Queue on 18/10/2010 at 12:12
Stitch has never defended any of my arguments. :(
CCCToad on 18/10/2010 at 21:29
Because your arguments are indefensible.
Well....maybe he just feels sorry for nbohr.
Dia on 19/10/2010 at 01:24
Quote Posted by nbohr1more
3) How are you certain that the "wife" is real? This could all be hypothetical as Queue has suggested. Given that there is not even enough detail to distinguish this "wife" from a hypothetical one, how is this supposed to have
any effect on her?
If this 'wife' and your situation really are hypothetical then wtf's the point?
Quote Posted by nbohr1more
Really your posts amount to "You should be married to someone you love."
Well thanks for reminding me, please also remind me that I should score higher on IQ tests and earn thousands of dollars an hour.
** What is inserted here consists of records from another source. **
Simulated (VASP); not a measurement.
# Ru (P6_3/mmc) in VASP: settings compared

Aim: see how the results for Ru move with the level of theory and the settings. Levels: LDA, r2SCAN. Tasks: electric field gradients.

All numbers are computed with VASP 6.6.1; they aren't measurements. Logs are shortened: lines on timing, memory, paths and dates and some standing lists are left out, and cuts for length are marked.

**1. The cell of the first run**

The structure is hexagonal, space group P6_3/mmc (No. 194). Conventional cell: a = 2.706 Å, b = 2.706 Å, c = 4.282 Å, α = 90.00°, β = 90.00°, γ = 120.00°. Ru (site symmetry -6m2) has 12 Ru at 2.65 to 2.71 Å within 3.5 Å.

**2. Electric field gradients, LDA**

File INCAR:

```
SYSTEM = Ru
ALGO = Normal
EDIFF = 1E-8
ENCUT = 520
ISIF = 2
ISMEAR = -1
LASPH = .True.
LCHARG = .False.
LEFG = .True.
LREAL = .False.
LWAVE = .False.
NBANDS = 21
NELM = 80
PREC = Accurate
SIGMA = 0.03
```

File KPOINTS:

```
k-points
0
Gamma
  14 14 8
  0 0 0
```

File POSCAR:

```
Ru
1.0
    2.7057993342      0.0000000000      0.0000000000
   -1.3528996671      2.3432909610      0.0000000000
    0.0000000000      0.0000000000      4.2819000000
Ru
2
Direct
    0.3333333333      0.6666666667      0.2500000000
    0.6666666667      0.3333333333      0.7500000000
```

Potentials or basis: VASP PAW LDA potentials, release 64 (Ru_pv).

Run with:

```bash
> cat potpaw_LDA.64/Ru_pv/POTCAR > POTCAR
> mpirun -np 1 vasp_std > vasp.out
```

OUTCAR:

Hey - you asked for it when you started spewing bile about your wife all over us. I can't believe you're expecting sympathy at this point. Anyone who'd post such vile, compassionless bullshit about someone he promised to love and honor doesn't deserve one ounce of compassion or kindness. Did you speak your marriage vows with tongue-in-cheek, or were you just not paying attention? I say do yourself
and your wife a favor: end it and move on. If you really want help, go see a counselor.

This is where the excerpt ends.